Designer Matthew Williamson chose to pull back from his fashion label when the business side took precedence over the artistic.
As a celebrated fashion designer, Matthew Williamson employed 50 staff and split his time between Italy, the UK and the USA. But as the company grew, he struggled with the business demands. Now, he’s reinvented himself as an interior and homeware product designer, shuttles between just two countries and employs four people.
I got a job as a fashion designer pretty much the day I left college. It was with high-street retailer Accessorize and I was left to design everything. It was a good, solid job, but I handed in my notice three years later to set up my own label. A business in a bedsit, basically. My mum went berserk.
Things were about to get a lot more ‘berserk’. I sent some illustrations of what I was doing to a journalist at Vogue. My work was featured in the magazine and before I knew it I was doing a runway show at London Fashion Week. Kate Moss, Jade Jagger and Helena Christensen all agreed to model.

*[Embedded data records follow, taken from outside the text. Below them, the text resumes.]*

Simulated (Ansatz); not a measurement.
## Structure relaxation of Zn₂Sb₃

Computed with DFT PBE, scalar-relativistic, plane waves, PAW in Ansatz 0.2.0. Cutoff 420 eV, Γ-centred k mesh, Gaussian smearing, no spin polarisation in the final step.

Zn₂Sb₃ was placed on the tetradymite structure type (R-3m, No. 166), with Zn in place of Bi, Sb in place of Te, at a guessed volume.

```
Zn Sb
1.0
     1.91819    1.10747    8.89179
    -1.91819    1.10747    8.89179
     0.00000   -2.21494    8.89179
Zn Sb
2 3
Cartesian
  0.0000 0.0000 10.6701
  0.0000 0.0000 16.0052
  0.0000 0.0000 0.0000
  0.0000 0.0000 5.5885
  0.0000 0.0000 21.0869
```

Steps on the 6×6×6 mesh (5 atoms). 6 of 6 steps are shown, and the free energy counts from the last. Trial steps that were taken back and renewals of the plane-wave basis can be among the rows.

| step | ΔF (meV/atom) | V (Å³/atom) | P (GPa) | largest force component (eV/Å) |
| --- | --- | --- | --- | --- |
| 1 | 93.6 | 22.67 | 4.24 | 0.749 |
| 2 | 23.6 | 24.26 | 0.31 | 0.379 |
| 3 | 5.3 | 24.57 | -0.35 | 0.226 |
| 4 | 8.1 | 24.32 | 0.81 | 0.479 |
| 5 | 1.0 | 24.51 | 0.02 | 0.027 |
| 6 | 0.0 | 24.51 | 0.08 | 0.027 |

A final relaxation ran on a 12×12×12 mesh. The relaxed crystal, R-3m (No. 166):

That first show was an overnight sensation and it became big news. My business went into the stratosphere, and grew and grew. In the coming years, I received two nominations for Designer of the Year at the British Fashion Awards.
We were riding on a wave of international acclaim, running on adrenaline and sheer excitement. It was sometimes disorientating and the deadlines were punishing – it was a cycle of four collections a year – but we managed well. When I say ‘we’, I’m including my partner, Joseph [Velosa]. He’s very smart and organised, and his skills perfectly complemented mine.
Eventually, we opened a flagship store in London’s Mayfair. The success of that attracted investors to open a place in New York, which is when the wheels fell off.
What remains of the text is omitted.